After spending the entire weekend trying to sell his company, MF Global, Chairman Jon Corzine finally capitulated, and his board declared bankruptcy on Monday morning, October 31. It was during negotiations with a potential suitor for the business, Interactive Brokers (IB), that word leaked out that customers’ monies were missing, and IB left Corzine to fend for himself. A board meeting was hastily called and ended Corzine’s dream of building another Goldman Sachs with other peoples’ money.
It isn’t as if the regulators were asleep. According to the New York Times, alarm bells went off last June when regulators from the Financial Industry Regulatory Agency (FINRA) first discovered that Corzine had gone long in a huge bet on sovereign debt from Italy, Ireland, and “other troubled European nations,” including Belgium, Spain, and Portugal, expecting the European crisis to be resolved favorably and his holdings to increase in value. When FINRA learned that he had leveraged his bet between 30:1 and 40:1 with his customers’ money, FINRA asked him to increase his company’s capital in case his bet went wrong.

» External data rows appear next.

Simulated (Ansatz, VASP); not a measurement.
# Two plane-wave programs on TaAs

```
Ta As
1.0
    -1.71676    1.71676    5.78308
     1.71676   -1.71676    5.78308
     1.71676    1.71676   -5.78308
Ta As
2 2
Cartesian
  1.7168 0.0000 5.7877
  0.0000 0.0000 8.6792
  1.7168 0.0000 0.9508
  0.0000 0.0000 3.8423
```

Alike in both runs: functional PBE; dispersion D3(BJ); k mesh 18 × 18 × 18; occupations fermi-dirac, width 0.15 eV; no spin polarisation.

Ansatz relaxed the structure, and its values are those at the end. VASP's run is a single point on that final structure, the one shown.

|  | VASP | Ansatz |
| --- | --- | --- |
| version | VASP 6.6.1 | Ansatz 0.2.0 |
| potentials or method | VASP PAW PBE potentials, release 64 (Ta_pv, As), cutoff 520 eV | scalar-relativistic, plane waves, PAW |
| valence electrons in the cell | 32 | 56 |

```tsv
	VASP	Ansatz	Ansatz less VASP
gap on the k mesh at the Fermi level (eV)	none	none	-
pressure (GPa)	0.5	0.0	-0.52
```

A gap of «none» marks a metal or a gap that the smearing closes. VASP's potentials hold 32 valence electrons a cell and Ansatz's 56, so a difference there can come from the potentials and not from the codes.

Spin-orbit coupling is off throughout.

Corzine called FINRA’s bluff and flew to Washington to speak directly with top officials at the Securities and Exchange Commission (SEC) without success. He was forced to increase the company’s capital, buying the company a little time.
By October rumors were spreading that Moody’s was going to cut MF Global’s credit rating to junk status, which they did officially on October 24. The very next day MF Global issued a glowing report on its financial condition. Quoting Corzine:
Reflecting the stressed markets in the quarter, we deliberately chose to reduce overall market exposure in most principal trading activities and focused on preserving capital and liquidity….
We were particularly pleased with the repositioning of our mortgage, credit and foreign exchange businesses, the performance of our commodities group, and the common alignment of our brand to strategy. These efforts reflect positively on our ability to execute and deliver competitive returns to shareholders in the quarters ahead….
We remain confident that we have the resources and expertise to continue to successfully manage these exposures to what we believe will be a positive conclusion in December 2012.
The downgrade by Moody’s was the beginning of the end. MF Global’s shares lost 67 percent of their value by the end of the week. By Monday afternoon, MF Global had disappeared into bankruptcy.
Commentators Eric Lewis at CNN and William Cohan at Bloomberg each excoriated Corzine for his reckless and opaque (and failed) gamble in European bonds, and then called for more regulation. According to Lewis, “What MF Global shows is that the problem is not too much regulation but too little. Without meaningful leverage restrictions on borrowers and meaningful lending restrictions on those who are willing to underwrite this steroidal debt expansion, MF Global is likely to be the tip of yet another iceberg.”
Cohan echoed Lewis: “It didn’t have to be this way. The tragic element of Corzine’s MF Global is that Monday’s bankruptcy filing could have easily been avoided if Corzine’s ego and ambition had been held in check by someone—anyone—willing to stand up to the former New Jersey governor, senator and senior partner at Goldman Sachs…. The collapse of MF Global points once again, in the strongest possible terms, to the importance of having a substantive, teeth-baring regulatory regime charged with overseeing the kind of asynchronous risk-taking that gives people like Corzine the incentive to gamble with other peoples’ money in hopes of reaping financial windfalls.”
But why? Wall Street has been heavily regulated since the bottom of the Great Depression, with a myriad of agencies allegedly looking out for the interests of investors. All that has been accomplished is the capturing of those agencies by the very entities they were designed to regulate. As Gary North noted, the whole regulatory system is rigged against the investor. The sheen of regulation invites investors to think that someone is watching out for them so they don’t have to do their own homework. Says North, “Of course it’s rigged against them. It’s regulated by the government. Nobody holds the regulators accountable for their failure to enforce the rules.”
It’s the market that does the regulating, or should. The fact that Fidelity Investments lost its 14.8 percent investment in MF Global, along with Guardian Life (7.4 percent), TIAA-CREF (6.6 percent), and Piper Jaffray (6.3 percent) is likely to inflict enough pain all by itself to keep Corzine from bamboozling them, or others, ever again. As noted by Russ Roberts at CafeHayek
Isn’t it pretty clear that from here on out, we don’t have to worry about someone holding Corzine in check? He’s done it all by himself. He’s going to find it a lot harder to get people to fund his risk-taking the next time out…. Why do we want the government to protect naive or greedy investors from their own shortcomings? Let’s let them learn a lesson for a change. Why won’t that work?
Let’s tell [investors] that they can lose all their money. [Let’s tell them] you can’t go to the regulator…. [Let’s tell them] you’re on your own.